Rationalising the denominator of the first fraction.

$\sf = \dfrac{1}{\left(\sqrt{2}-\sqrt{3}\right)-\sqrt{5}}$

$\sf = \dfrac{1}{\left(\sqrt{2}-\sqrt{3}\right)-\sqrt{5}}\times \dfrac{\left(\sqrt{2}-\sqrt{3}\right)+\sqrt{5}}{\left(\sqrt{2}-\sqrt{3}\right)+\sqrt{5}}$

$\sf = \dfrac{1\left(\left(\sqrt{2}-\sqrt{3}\right)+\sqrt{5}\right)}{\left(\left(\sqrt{2}-\sqrt{3}\right)-\sqrt{5}\right)\left(\left(\sqrt{2}-\sqrt{3}\right)+\sqrt{5}\right)}$

Use (a + b)(a - b) = a² - b² to simplify.
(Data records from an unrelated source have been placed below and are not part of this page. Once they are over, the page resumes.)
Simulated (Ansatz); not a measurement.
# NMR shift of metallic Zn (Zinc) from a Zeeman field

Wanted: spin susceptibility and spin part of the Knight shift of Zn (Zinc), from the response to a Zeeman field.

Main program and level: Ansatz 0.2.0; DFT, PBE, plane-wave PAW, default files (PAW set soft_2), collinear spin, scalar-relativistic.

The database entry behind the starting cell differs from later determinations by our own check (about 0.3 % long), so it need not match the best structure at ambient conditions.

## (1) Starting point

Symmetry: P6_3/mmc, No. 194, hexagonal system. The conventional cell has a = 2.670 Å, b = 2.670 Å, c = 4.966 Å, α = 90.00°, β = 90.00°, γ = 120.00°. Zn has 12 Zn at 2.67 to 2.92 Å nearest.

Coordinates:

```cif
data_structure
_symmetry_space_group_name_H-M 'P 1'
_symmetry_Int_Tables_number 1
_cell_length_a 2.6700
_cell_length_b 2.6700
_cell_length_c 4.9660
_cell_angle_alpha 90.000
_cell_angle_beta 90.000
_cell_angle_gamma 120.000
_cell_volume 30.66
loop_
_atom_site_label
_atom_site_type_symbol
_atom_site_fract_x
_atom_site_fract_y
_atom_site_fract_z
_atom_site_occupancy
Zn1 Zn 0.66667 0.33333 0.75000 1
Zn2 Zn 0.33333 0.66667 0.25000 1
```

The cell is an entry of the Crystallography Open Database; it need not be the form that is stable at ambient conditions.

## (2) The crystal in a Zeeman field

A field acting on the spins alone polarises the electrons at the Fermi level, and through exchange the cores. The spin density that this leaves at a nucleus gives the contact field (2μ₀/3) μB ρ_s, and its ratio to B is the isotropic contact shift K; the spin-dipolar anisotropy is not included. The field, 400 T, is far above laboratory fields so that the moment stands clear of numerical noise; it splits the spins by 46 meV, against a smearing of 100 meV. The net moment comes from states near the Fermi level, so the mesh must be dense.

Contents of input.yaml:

$\sf = \dfrac{\left(\sqrt{2}-\sqrt{3}\right)+\sqrt{5}}{\left(\sqrt{2}-\sqrt{3}\right)^{2}-\left(\sqrt{5}\right)^{2}}$

$\sf = \dfrac{\sqrt{2}-\sqrt{3}+\sqrt{5}}{\left(\sqrt{2}-\sqrt{3}\right)^{2}-5}$

Use (a - b)² = a² - 2ab + b² to expand the expression.

$\sf = \dfrac{\sqrt{2}-\sqrt{3}+\sqrt{5}}{2-2\sqrt{6}+3-5}$

$\sf = \dfrac{\sqrt{2}-\sqrt{3}+\sqrt{5}}{-2\sqrt{6}}$

Rationalise it further.

$\sf = -\dfrac{\sqrt{2}-\sqrt{3}+\sqrt{5}}{2\sqrt{6}}$

$\sf = -\dfrac{\sqrt{2}-\sqrt{3}+\sqrt{5}}{2\sqrt{6}}\times \dfrac{\sqrt{6}}{\sqrt{6}}$

$\sf = -\dfrac{\left(\sqrt{2}-\sqrt{3}+\sqrt{5}\right)\sqrt{6}}{2\sqrt{6}\sqrt{6}}$

$\sf = -\dfrac{\left(\sqrt{2}-\sqrt{3}+\sqrt{5}\right)\sqrt{6}}{12}$

Rationalising the denominator of the second fraction.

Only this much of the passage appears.